Your statement above David could be used as the poster boy for blame. You are blaming the police for “reacting badly” Please take the time and explain how one should react when an 18 year old man is flinging deadly projectiles at your head. Tell us how to react when a line of young people break into a liquor store and to show support for their dead “brother” begin ruining a shop keepers life work. You point out problems, blame the cops and the “criminals justice system” for the poor behavior of criminals. At what point does the guy standing on the hood of a car screaming burn this bitch down become responsible for his actions and words? Training is sufficient, laws are sufficient, what is not is holding people directly accountable for their behavior.

David Lauri

Bill says, “You can cite a few one off tragedies but trying to make them the norm instead of an anomaly is not supported by the faces.”

Sure, most police officers are good people who try to do their jobs well.

However, enough police officers have not only failed at their jobs but also gone beyond failure into the realm of breaking laws that this is a situation that needs to be addressed, not dismissed.

The good cops shouldn’t be defending the bad ones; they should be demanding that the bad ones be removed in order to protect the good name of the good cops.





Okay Dave, thought you might not become your usual douchebag self and might really want to address the issues, but clearly your opening line shows your true colors. Go discuss with like minded folks. See ya


I have friends that tell me you are a despicable person and I try not to judge until I experience. Your view of my comprehension scores and your derogatory method of debate proves which one of us have the issue. You made it personal. David I am a retired fed with test scores and training well in advance of anything you have achieved. I have saved more lives, arrested more bad people and protected more good in my life by accident than you could ever dream. Your perspective on this is clear. I choose to disengage and wish you well. I see you hope to do good, it is sad that your disadvantage is you are not capable of it.


Got plenty of friends who discuss but don’t belittle. You make some pretty broad brush statements, you should rethink your method of communication. You don’t stand taller on someone else’s shoulders. I’m done, clearly your agenda is such that someone else’s perspective is not valued. Have a good life.

Ice Bandit

…wanted to comment, but unfortunately, dear David, found your responses to Bill condescending, rude and beyond the bounds of civil discourse and debate. Not gonna’ jump into this mud pit nor dignify it with a response…

Hudson Rush

Dave you are way out of line with your pompous responses in this post.

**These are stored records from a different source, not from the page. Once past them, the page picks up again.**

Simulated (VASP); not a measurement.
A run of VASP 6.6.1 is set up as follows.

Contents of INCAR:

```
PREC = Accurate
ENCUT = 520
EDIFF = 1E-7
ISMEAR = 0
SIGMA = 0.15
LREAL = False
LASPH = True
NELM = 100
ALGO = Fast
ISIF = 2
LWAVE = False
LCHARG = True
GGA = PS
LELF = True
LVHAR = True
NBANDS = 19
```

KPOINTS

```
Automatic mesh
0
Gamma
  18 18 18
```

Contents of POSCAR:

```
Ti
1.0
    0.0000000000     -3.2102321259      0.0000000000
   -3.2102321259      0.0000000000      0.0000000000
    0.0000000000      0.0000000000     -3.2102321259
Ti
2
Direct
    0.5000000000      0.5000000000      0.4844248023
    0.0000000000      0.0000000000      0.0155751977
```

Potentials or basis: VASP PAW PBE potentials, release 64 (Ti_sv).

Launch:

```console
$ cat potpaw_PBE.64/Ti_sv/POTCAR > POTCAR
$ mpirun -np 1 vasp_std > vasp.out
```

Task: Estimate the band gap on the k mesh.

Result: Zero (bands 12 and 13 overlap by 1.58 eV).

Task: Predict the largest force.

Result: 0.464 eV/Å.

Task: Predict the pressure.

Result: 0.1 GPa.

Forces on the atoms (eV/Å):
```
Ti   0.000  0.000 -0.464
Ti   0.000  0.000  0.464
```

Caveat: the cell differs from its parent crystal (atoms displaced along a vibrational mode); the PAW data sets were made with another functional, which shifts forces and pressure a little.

At what point do we ,as society, hold the criminals accountable for their actions? Political correctness is nothing more than the means to change the end result. I believe that 99.9999999% of law enforcement does an amazing job despite people like you Dave, second guessing their every move. If it’s so easy Dave…sign up, show America how to properly police society.

Michael Fairchild

Recall when a cop (Biell) put her gun down to reason with a felon-she was shot and ultimately died. To hell with criminals.

Michael Fairchild

No, that is the point-she coddled the criminal, which is what you espouse, and now she’s dead, and the city less safe.

In an age of ever violent neighborhoods, especially the west side, we need an police force equipped as an army.

David Lauri

A fun article on vox.com from May 28 — “I’m a black ex-cop, and this is the real truth about race and policing by Redditt Hudson:

On any given day, in any police department in the nation, 15 percent of officers will do the right thing no matter what is happening. Fifteen percent of officers will abuse their authority at every opportunity. The remaining 70 percent could go either way depending on whom they are working with.

He continues:

That remaining 70 percent of officers are highly susceptible to the culture in a given department. In the absence of any real effort to challenge department cultures, they become part of the problem. If their command ranks are racist or allow institutional racism to persist, or if a number of officers in their department are racist, they may end up doing terrible things.

Michael Fairchild

Re poverty…

Much like a food stamp benefit, give low income persons a voucher for 5000 dollars worth of legal services per year. Studies show lack of access to legal services major setback for poorer individuals.

David Lauri

The Guardian has an ongoing feature called “The Counted: People killed by police in the US.”

In addition to keeping a running count (470 people as of June 2), they show totals by race/ethnicity and by state, and they list the names and show photos of the dead.

David Lauri

Do You Know Why I’m Pulling You Over, Being Wildly Aggressive, And Charging You With Assault Today, Sir?

Good afternoon, sir. Go ahead and roll your window all the way down for me. My name is Officer Daniel McEwen from the Greene County Police Department. Now, do you know why I’m pulling you over today, being overly aggressive, and charging you with a felony count of assaulting a police officer?

David Lauri

“That’s Our Standard in Policing … Fear”: An ex–Baltimore cop explains why police are so violent toward young black men

In this video, you’ll meet [Michael] Wood while he drives the streets of the city where he served as a police officer for 11 years, and hear him lay out his conception of what’s going wrong in the world of policing and how it could be made right.

David Lauri

The latest total from The Counted is 700, an additional 230 dead since June 2.

David Lauri

The latest total from The Guardian‘s project “The Counted” is 1134, as of December 30, 2015.